With other dominants, not so much the obedience. I have a feeling (though I can't say for sure, lacking experience in this area) that the obedience and submissive I give to My Lord is for him, and him alone. I find it hard to believe that there are that many men in this world who have a)the confidence and b) the know how to inspire my trust enough to hand over my will. He is a one of a kind, and therefore worthy of my submission. - How does that drive your interactions? In your relationship?
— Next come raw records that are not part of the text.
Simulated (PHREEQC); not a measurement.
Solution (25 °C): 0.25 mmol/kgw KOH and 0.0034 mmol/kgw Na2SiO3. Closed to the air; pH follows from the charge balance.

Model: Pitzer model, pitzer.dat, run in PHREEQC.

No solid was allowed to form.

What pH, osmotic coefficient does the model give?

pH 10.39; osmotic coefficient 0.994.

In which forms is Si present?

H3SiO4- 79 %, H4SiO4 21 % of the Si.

With us, it's mainly a bedroom door thing. Outside of the bedroom, we are pretty vanilla. We discuss everything, sometimes we go with his ideas, sometimes mine, but mostly we mix it. My Lord tells me that one of the things that drew him to me was the fact that I was strong enough not to break. My handing my will to him meant something, and wasn't just me being too weak to think for myself. When he asks me what I want, I can tell him. He decides whether I get it. That's some of the arousal in it for me. With the vanilla world? You'd be hard pressed to find too many people who know me in the vanilla world who would peg me as a sub. I am confident, pushy, assertive, and more than willing to state my opinion on almost anything. As a matter of fact, I have the tendency to draw men who think I am going to be dominating them. I've had several relationships where the sex became an issue for that very reason. I do tend to avoid confrontation, though I am not afraid of it. I just like to choose my battles carefully. I don't think that's a sub thing, but it is a me thing. In fact, it's a learned behavior, cause I use to be ready to fight about anything. With age comes wisdom, thank god. With other D's or s's? I am pretty much courteous and respectful toward everyone, regardless of sexual/lifestyle choices. I don't think my subliness impacts this. What in your mind, in the combination of this world and vanilla, marks the difference? I think the difference is primarily one of openness. I can come here and tell someone that I must have permission to cum before I am allowed to, and no one here is so concerned with it. Hell, I could say that My Lord dressed me up in a monkey suit, and made me play the organ while he beat me with a six foot stick and someone here would inevitably say, "Hmm...monkey suit...where did you get that and where did you find the organ?" My vanilla friends would say, "You're being abused! How can you let him treat you that way?!" The BDSM world seems to be less judgemental of other people's kink, if not their personalities. - What is your reaction to someone who is one of the "others"?
"The Others?" I'm not sure who you mean, but I'll guess you mean people who have vanilla sex. I have no issue with people based on sexual/lifestyle preferences. If there is one thing I have learned since starting this journey, it's not to judge other people's kink before trying it myself. A year ago, I would never have thought that I would be unhappy that I couldn't get any more bruises before picture night. Opening my mind has been my biggest benefit, and greatest triumph, since enountering my own subliness. Hope this helps.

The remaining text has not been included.